The following summary of certain terms and provisions of the warrants offered hereby is not complete and is subject to, and qualified in its entirety by, the provisions of the warrant, the form of which has been filed as an exhibit to the registration statement of which this prospectus is a part. Prospective investors should carefully review the terms and provisions of the form of warrant for a complete description of the terms and conditions of the warrants.

Form. The warrants will be issued as individual warrant agreements to the investors.

Exercisability. The warrants are exercisable at any time after their original issuance, expected to be October 19, 2016, and at any time up to the date that is five years after their original issuance. The warrants will be exercisable, at the option of each holder, in whole or in part by delivering to us a duly executed exercise notice and, at any time a registration statement registering the issuance of the shares of common stock underlying the warrants under the Securities Act is effective and available for the issuance of such shares, or an exemption from registration under the Securities Act is available for the issuance of such shares, by payment in full in immediately available funds for the number of shares of common stock purchased upon such exercise. If a registration statement registering the issuance of the shares of common stock underlying the warrants under the Securities Act is not effective or available and an exemption from registration under the Securities Act is not available for the issuance of such shares, the holder may, in its sole discretion, elect to exercise the warrant through a cashless exercise, in which case the holder would receive upon such exercise the net number of shares of common stock determined according to the formula set forth in the warrant. No fractional shares of common stock will be issued in connection with the exercise of a warrant. In lieu of fractional shares, we will pay the holder an amount in cash equal to the fractional amount multiplied by the exercise price.
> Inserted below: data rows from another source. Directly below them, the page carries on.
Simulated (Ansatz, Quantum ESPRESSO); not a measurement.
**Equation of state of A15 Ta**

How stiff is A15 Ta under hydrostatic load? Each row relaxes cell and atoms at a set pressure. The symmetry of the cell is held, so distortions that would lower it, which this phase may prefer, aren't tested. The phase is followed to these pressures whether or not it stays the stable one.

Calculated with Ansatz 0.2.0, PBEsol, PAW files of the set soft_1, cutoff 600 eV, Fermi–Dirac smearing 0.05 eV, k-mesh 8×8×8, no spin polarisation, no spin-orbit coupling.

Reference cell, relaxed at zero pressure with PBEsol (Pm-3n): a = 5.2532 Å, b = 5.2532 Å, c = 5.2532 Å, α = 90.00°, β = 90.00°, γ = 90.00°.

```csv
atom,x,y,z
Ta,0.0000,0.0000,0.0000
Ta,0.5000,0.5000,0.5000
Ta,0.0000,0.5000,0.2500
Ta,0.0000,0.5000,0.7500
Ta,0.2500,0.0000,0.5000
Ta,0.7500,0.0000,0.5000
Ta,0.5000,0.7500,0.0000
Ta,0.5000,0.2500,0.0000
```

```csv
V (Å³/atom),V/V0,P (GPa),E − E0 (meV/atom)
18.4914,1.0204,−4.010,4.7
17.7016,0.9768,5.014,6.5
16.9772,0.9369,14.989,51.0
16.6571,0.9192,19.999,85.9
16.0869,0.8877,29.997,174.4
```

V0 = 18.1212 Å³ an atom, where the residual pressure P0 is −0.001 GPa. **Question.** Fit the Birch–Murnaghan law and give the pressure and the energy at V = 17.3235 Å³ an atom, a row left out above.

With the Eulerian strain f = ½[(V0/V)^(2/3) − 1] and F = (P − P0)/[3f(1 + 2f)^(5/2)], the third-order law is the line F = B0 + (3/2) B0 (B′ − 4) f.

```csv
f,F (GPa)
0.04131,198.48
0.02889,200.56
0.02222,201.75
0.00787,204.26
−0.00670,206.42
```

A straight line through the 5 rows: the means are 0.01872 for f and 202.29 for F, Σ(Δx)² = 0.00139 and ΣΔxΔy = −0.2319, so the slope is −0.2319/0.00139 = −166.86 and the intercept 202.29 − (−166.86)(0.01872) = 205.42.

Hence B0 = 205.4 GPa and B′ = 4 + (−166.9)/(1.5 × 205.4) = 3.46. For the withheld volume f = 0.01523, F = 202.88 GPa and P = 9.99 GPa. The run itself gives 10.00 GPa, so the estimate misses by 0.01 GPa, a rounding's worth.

Exercise Limitation. A holder will not have the right to exercise any portion of the warrant if the holder (together with its affiliates) would beneficially own in excess of 4.99% of the number of shares of our common stock outstanding immediately after giving effect to the exercise, as such percentage ownership is determined in accordance with the terms of the warrants. However, any holder may increase or decrease such percentage to any other percentage not in excess of 9.99% upon at least 61 days’ prior notice from the holder to us.

Exercise Price. The warrants will have an exercise price of $1.10 per share. The exercise price is subject to appropriate adjustment in the event of certain stock dividends and distributions, stock splits, stock combinations, reclassifications or similar events affecting our common stock and also upon any distributions of assets, including cash, stock or other property to our stockholders.

Transferability. Subject to applicable laws, the warrants may be offered for sale, sold, transferred or assigned without our consent.

Exchange Listing. There is no established trading market for the warrants and we do not expect a market to develop. In addition, we do not intend to apply for the listing of the warrants on any national securities exchange or other trading market. Without an active trading market, the liquidity of the warrants will be limited.

Fundamental Transactions. In the event of a fundamental transaction, as described in the warrants and generally including any reorganization, recapitalization or reclassification of our common stock, the sale, transfer or other disposition of all or substantially all of our properties or assets, our consolidation or merger with or into another person, the acquisition of more than 50% of our outstanding common stock, or any person or group becoming the beneficial owner of 50% of the voting power represented by our outstanding common stock, the holders of the warrants will be entitled to receive upon exercise of the warrants the kind and amount of securities, cash or other property that the holders would have received had they exercised the warrants immediately prior to such fundamental transaction.

Rights as a Stockholder. Except as otherwise provided in the warrants or by virtue of such holder’s ownership of shares of our common stock, the holder of a warrant does not have the rights or privileges of a holder of our common stock, including any voting rights, until the holder exercises the warrant.

Waivers and Amendments. Subject to certain exceptions, any term of the warrants may be amended or waived with our written consent and the written consent of the holders of at least two-thirds of the then-outstanding warrants.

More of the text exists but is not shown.